On Wed, Sep 13, 2017 at 09:39:02PM -0400, Richard Pieri wrote:
> On 9/13/2017 3:23 PM, Dan Ritter wrote:
> > So, no, you don't need jumbo packets to get 900+Mb/s
> > out of your 1000Mb/s ethernet connection. That's through
> > a very boring Netgear $50 switch.
> Information is missing.
> 1000Base-T is 500Mbps each way (theoretical maximum), but it works with
> Cat 5e. You cannot get 900Mbps throughput with 1000Base-T. It's
> physically impossible. Real world throughput with file data is around
> the 300Mbps I previously cited.
> 1000Base-TX is 1000Mbps each way (theoretical maximum), requires full
> duplex switches (I believe but don't quote me on that), and Cat 6 or Cat
> 7. You can get nearly 1000Mbps throughput with 1000Base-TX if your
> equipment meets all of these criteria. And the NICs involved have
> enterprise class features like all of the various CPU offloading
> capabilities which consumer grade equipment typically does not have.
> Again, since this is "future-proofing a house" and not a corporate data
> center I'm figuring a majority of the equipment in use is going to be
> consumer grade and not enterprise grade.

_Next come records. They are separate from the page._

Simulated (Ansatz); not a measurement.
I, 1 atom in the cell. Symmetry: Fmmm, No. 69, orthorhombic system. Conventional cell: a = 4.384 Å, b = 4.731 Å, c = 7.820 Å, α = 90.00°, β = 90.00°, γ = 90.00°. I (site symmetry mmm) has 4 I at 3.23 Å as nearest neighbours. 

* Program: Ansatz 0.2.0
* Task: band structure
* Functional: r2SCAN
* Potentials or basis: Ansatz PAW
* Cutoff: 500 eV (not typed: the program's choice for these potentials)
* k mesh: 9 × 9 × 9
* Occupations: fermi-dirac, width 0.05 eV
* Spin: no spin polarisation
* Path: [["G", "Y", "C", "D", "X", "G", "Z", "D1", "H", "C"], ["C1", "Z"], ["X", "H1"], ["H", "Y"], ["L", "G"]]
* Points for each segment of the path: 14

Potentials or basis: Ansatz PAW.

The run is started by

I just showed you measurements. One end is an AMD FX-4130 with a
Realtek 8168/8411 gig-e port, built-in to the motherboard. The
other end is an Intel G3258 with an Intel I218-V gig-e port,
also on the motherboard. They are connected via Cat5e cables to
a Netgear GS316, a 16 port gig-e switch that you can buy from
NewEgg for $60 now; it was on sale for $50 or so when I bought

Transmission speed as measured by netperf is 930-940 Mb/s. The
MTU is 1500 -- I had it set at 7000 for some months, but it
caused problems with a new machine, so I sighed, backed off, and
did not notice any real-world difference.

Your "300Mb/s" is an artifact of your disk subsystems.